The press has recently been preoccupied with a significant case concerning the rights of transgender people and their families, in particular the right to keep private the fact that they are transgender. 

This case, R (on the application of JK) v Registrar General for England and Wales [2015] EWHC 990 (Admin) , involved JK who for ease, we shall call Jackie/Jack. Jackie was born male and had married KK (who we shall call Kirsten) on 1 August 2007. Their daughter was born in early 2012. By this time, Jack wished to live as a woman and changed her name by deed poll, renouncing her former name and her title of ’Mr’ and thereafter calling herself Mrs Jackie. Kirsten and Jackie then had a second child, conceived before Jack began feminising hormonal treatment. 

On 15 September 2012 Jackie wrote to the local registrar for births asking whether their first child’s birth could be re-registered to show Jackie as a ’parent’ rather than the ’father’. Jack also asked for the registration of the second child’s birth to carry the same description. The registrar refused and set out that the law as it stands requires Jack to be registered in both cases as the child’s father. The registrar said that there was no power to re-register or amend the first child’s birth certificate. Jackie issued a claim which was stayed pending the birth and registration of Jackie’s second child who was born in Spring 2013. Crucially, the same order granted Jackie and her children anonymity. 

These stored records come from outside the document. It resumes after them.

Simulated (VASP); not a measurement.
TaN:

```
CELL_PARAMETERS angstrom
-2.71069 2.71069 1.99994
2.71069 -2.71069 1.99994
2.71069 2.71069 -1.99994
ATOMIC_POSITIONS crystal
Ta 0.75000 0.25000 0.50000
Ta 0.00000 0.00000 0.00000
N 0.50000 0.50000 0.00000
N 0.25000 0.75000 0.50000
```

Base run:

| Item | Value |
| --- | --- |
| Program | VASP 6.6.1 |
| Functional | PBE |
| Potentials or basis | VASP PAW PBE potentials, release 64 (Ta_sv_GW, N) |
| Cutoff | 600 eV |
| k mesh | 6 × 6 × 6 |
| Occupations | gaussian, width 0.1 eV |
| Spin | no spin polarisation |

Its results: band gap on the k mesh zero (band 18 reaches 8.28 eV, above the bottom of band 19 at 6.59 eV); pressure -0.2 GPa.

After the second child was born, Jackie and Kirsten went to the registry office to register the baby’s birth and requested that Jackie be registered as the child’s ’parent’ or ’parent/father’. The registrar sought to enter Jackie’s former name of Jack on the certificate, which was rejected by Jackie as she did not consider it was appropriate given her transition and the declarations in her deed poll. The registrar therefore completed the form listing Kirsten as ’mother’ and Jackie as ’father’. 

In her claim Jackie contended that the requirement to show her as ’father’ on the birth certificate of each of her children was a breach of her human rights. Jackie also sought to amend the first child’s birth certificate so that she was recorded on the document as Jackie. In her case, Jackie said that she was very concerned by the embarrassment and distress that would be caused by the disclosure of her transgender status through the production of the birth certificate. The Official Solicitor on behalf of the children supported the claim on the basis that it would be in the children’s best interests if their birth certificates did not reveal that Jackie was transgender. 

Mr Justice Hickinbottom heard the substantive application on 11 December 2014, and reserved judgment. Shortly thereafter it became clear that Jackie had disclosed all the information she was seeking to protect in her claim, through her Twitter and Facebook accounts. She had also been listed in a national newspaper, as a transgender activist. It is unclear the extent to which this influenced the final decision of the judge. 

Mr Justice Hickinbottom concluded that the requirement for a man, who changes gender to female, to be listed as ’father’ on the birth certificate of a child was not a breach of that person’s human rights. 

It has surprised many observers that Jackie was unsuccessful in recording herself as the mother of her child, particularly given that since 2009, it has been possible for two women to be entered as the parents on a birth certificate should they have a child with the aid of artificial reproduction such as IVF. Huge progress has been made in recent years for transgender people but this case evidences the fact that that there is still a long way to go to secure true equality and recognition.